Under the banner of the Living Income Community of Practice, over 50 actors with a stake in Ghana’s cocoa production, including producers, government actors, businesses, sustainability standards, researchers and NGOs, met for a workshop in Accra to launch a pivotal study aiming to calculate the cost of a decent standard of living for smallholders in Ghana’s cocoa growing regions. This is part of wider research to pilot the calculation of benchmarks representing the cost of a decent standard of living for cocoa smallholders in both Ghana and Cote D’Ivoire from the perspective of the living income concept.
The undertaking of these benchmarks is motivated by recent fluctuations in the price of cocoa which has had inevitable effects on smallholder incomes. This has been particularly pertinent in the cases of Ghana and Cote D’Ivoire as two of the worlds largest cocoa exporting countries.
The purpose of the launch workshop was to engage actors, both with a stake in, and affected by, the study’s outcomes; building an understanding around the work and giving actors an opportunity to provide input on key facets of the study’s scope and approach.

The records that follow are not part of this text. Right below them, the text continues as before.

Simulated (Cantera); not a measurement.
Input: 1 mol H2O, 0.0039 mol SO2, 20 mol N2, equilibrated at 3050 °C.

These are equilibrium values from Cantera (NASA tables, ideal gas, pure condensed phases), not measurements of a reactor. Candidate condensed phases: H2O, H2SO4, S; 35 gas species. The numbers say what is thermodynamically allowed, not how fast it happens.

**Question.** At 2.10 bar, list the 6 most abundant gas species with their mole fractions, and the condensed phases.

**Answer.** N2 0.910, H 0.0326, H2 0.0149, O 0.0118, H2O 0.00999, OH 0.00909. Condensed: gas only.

The workshop commenced with an introduction of the living income concept, the Living Income Community of Practice (a learning platform coordinated by ISEAL, Sustainable Food Lab and GIZ) and the goals of the study. Noura Hanna, from Rainforest Alliance provided input on how the decent cost of living benchmark would help to drive improvements:
“The study will help to concrete efforts to bridge the income gap and trigger actions around the livelihoods of smallholder farmers” – Noura Hanna, Rainforest Alliance.
Building a common understanding on the methodology used to define the regions and calculate the cost of a decent standard of living, is key for this type of launch workshop. With that in mind, the Ghana research team, composed of Independent researcher, Sally Smith; Associate Professor, Daniel Sarpong and enumerators from the University of Ghana, provided an overview of the methodology being implemented.
This methodology is based on the decency costing component of a mixed methods approach developed by Richard and Martha Anker (formerly of the ILO and WHO respectively) for the calculation of living wage that has been adapted to the smallholder and living income context. The Anker Methodology* is described in their book ‘Living Wages Around the World: Manual for Measurement’ and is applied across benchmarks produced by the Global Living Wage Coalition (GLWC).
Another major component of the adopted research methodology is that it encourages consultation with stakeholders for buy-in so that the subsiquent benchmark produced is accepted and actionable, and so that questions raised by the research team during the scoping study can be clarified. In this case, the opportunity was used to receive endorsement and confirm the study locations which best represent typical cocoa farmers across Ghana’s cocoa regions. This was useful as participants, who had extensive on the ground experience and local knowledge, were able to clarify representative farmer locations that were less easy to discern from the initial secondary data review. The opportunity was also given for participants to ask questions about the methodology and process.
Representatives of funding partners and wider stakeholders; namely the World Cocoa Foundation, Cargill, GIZ, UTZ/Rainforest Alliance, the Ghanaian Ministry of Employment and cocoa producer groups: Kuapa Kokoo and the Cocoa Abrabopa Association, then spoke on how the benchmark would be useful. Examples described included the informing of national agricultural policy, the provision of a clear reference point for various actors to discuss and work around, the review of the success of existing efforts to improve incomes and the informing of new strategies to close income gaps.
“This data will give us a perspective on if what we are currently doing is working for smallholders and to what extent our attempts to increase incomes are working.” – Samuel Quaque Noble, Cargill Ghana
Finally, representatives from the Royal Tropical Institute (KIT), presented on a close to completion study, looking into existing incomes, various facets of the cocoa production and characteristics of cocoa growing households in Ghana and Cote D’Ivoire. This was discussed as a potentially useful data source for comparison with benchmark (once completed) in order to make a deductions on the gap between existing and decent incomes and also to potentially make inferences around how identified gaps could be addressed in the context (e.g. through developing farmer practice and income modelling).
For more information on the study please refer to our project overview document or email email@example.com . For specific questions about the Ghana benchmark – please email Stephanie Daniels (firstname.lastname@example.org), for questions on the Ivory Coast study please refer to Friederike (email@example.com).
Funders and partners:
*The Anker methodology is a well-regarded and widely used methodology which is grounded in international standards of decency. Different components of the cost of a decent standard of living: the cost of decent food, housing, non-food non-housing (healthcare, education etc.) and a margin for unforeseen events, are respectively calculated using instruments such as focus group exercises, model diets, smallholder market purchase mirroring, decent housing valuation tactics, and household expenditure ratios. For more information on the methodology please click here.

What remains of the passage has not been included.